This article is written by Gargi Mishra, a student of 3 semester in Symbiosis Law School, NOIDA, an intern under Legal Vidiya. The title of the article is Provisions Of Parliament Under Constitution Of India.
ABSTRACT
A union of states, India is often referred to as Bharat. It has a parliamentary form of government and is a Sovereign, Secular, Socialist, and Democratic Republic. The Constitution of India, which was ratified by the Constituent Assembly on 26 November 1949 and took effect on 26 January 1950, is the legal framework within which the Republic is governed.
The Constitution calls for a federal, unitary, parliamentary form of government with particular elements. The President is the officially designated head of the Union’s Executive. The Cabinet of the Parliament of the Union is made up of the President and the two Houses known as the Rajya Sabha and the Lok Sabha. There are provisions given in the constitution that governs the functioning and rules of the parliamentary structure.
“According to Article 74(1) of the Constitution, the President will exercise his or her duties in line with the advice of the Council of Ministers, which is led by the Prime Minister. Thus, the Council of Ministers, which is led by the Prime Minister, has the actual executive power.” [1]
Keywords: Rajya Sabha, Lok Sabha, Speaker, Sessions, Dissolution, Joint Sitting of Houses, Budget.
INTRODUCTION
The Constitution of India provides for a parliamentary system of government, which means that the executive branch of government is derived from and accountable to the legislature (Parliament). The Parliament of India is the top legislative body of the Union government and serves as its supreme law-making body. The provisions related to Parliament in the Indian Constitution are outlined in Part V (The Union) and Part VI (The States). A fundamental element of democratic principles in any democratic system is the parliament, which serves as a forum for debate on matters of social and civic concern in any popular democracy. Although the notion of parliament has its roots in European countries dating back to the Middle Ages, it has become an integral feature of Indian democracy since the country’s democratic foundation.

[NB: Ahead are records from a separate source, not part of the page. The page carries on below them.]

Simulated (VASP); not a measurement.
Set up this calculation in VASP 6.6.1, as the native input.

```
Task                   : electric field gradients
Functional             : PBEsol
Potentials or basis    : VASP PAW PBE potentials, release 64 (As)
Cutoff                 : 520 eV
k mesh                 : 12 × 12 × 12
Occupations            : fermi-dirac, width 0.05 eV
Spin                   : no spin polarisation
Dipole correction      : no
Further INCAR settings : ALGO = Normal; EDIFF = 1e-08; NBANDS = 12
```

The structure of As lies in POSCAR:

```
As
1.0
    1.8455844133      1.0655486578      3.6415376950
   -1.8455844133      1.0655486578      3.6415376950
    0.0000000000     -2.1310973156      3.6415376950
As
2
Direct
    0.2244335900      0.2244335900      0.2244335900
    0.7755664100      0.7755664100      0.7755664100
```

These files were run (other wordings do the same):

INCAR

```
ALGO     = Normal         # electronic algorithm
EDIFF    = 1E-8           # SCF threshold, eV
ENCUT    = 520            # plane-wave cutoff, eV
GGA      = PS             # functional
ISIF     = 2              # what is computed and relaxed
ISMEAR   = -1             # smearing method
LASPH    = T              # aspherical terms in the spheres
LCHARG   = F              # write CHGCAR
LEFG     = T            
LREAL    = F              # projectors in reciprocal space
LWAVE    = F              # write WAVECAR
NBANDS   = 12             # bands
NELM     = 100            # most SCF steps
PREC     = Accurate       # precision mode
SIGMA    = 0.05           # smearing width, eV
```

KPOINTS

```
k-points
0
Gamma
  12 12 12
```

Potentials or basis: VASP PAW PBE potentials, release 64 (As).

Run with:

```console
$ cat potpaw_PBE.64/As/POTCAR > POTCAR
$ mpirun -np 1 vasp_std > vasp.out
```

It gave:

After a thorough and in-depth analysis of the Constitutions of other nation-states, the leaders of the Indian liberation struggle, legal experts, and other participants in the Constituent Assembly came to the opinion that a parliamentary system of governance was the best form of government. Thus, both houses of parliament were established in 1952 following the first general election.
Provisions of THE INDIAN Parliament
The President of India, the Upper House, or Rajya Sabha, and the Lower House, or Lok Sabha, make up India’s Parliament.
“Article 79 of the Constitution outlines the composition of parliament. The Lower House, also known as the House of People, and the Upper House, also known as the Council of States, are listed as the two houses that make up the Parliament.”[2]
We can state that the position of president is somewhat comparable to the role and duties of the Queen or Crown in the UK in order to understand the functions fulfilled by the president. Despite being a member of the legislature, the President does not sit in parliament. A bill that has been approved by both chambers, meanwhile, cannot become law without the President’s approval.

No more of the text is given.